After performing well in his second start for the independent Sugar Land Skeeters minor league squad, former Houston Astro and current 50-year old Roger Clemens could be on the verge of a return to the Major Leagues, and the owner of the team most likely to sign him isn’t ruling it out.
The Associated Press reports that Astros owner Jim Crane has indicated a willingness to sign Clemens and put him to work right away. Crane has said he wouldn’t use Clemens against a contender, so the last chance for the Rocket to pitch for Houston is during this week’s homestand against the Chicago Cubs or Philadelphia Phillies.
“We’re just going to sit tight,” Crane told the AP. “We’ll wait and see if he calls us, but we might call him, who knows?”

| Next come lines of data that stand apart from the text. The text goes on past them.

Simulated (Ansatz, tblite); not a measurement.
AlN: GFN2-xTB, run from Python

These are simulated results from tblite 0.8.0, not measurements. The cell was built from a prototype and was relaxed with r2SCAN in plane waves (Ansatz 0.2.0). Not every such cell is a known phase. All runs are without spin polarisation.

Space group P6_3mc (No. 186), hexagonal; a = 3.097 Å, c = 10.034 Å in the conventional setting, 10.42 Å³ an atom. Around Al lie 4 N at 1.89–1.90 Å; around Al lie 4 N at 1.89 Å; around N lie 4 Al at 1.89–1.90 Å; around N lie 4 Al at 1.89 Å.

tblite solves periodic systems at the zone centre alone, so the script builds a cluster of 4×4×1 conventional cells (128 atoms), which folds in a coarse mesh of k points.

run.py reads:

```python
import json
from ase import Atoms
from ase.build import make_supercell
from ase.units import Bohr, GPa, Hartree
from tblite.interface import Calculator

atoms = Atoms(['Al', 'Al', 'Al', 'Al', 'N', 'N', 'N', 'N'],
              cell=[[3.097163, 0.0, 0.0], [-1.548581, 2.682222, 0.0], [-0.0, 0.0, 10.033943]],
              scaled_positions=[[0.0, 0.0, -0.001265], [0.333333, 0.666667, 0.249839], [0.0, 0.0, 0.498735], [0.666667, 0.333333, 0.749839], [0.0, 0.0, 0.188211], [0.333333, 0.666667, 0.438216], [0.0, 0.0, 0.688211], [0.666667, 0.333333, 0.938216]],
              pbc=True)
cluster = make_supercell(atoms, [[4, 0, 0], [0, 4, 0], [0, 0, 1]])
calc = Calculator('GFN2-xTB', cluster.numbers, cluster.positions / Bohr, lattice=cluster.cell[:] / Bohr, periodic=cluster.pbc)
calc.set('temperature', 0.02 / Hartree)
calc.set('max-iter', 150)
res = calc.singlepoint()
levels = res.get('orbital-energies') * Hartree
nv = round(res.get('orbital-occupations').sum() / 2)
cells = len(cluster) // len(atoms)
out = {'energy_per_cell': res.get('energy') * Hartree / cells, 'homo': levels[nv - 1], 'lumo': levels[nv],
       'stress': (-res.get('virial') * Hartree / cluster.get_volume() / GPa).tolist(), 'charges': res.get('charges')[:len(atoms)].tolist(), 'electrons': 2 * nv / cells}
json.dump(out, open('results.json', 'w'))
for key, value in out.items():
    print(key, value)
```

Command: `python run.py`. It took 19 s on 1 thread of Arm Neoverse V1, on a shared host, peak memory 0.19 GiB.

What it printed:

ESPN reported that Clemens has done fairly well in his two starts with the Skeeters of the independent Atlantic League. Clemens pitched 3 1/3 scoreless innings in his first start, and he pitched a shutout through 4 2/3 innings in his second start with his son, Koby Clemens, acting as catcher for the Skeeters. Roger Clemens’s fastball, once clocked in the high 90s, came in at only 88 miles per hour. He struck out one batter and showed some fielding ability as well, picking up a slow grounder and throwing a runner out first.
Roger Clemens will appear on a Hall of Fame ballot this year, starting the clock for Hall of Fame eligibility. If he makes an appearance in the Major Leagues, Hall of Fame voters will get five more years to forget about Clemens’ possible connections with performance-enhancing drugs.
For his part though, Roger Clemens said he’s not so sure he could be MLB ready this season. Still, Houston had a scout at both of his games with the Skeeters.
“At this point I don’t see that happening, because I just know my recovery time right now,” Roger Clemens told ESPN. “And I think I’ve pushed my body and shoulder to where it needs to be.”
But he did leave the door open to one day return to the Majors.
“I would have to get ready,” Clemens said. “It would be fun. There’s no reason why I couldn’t do it next year.”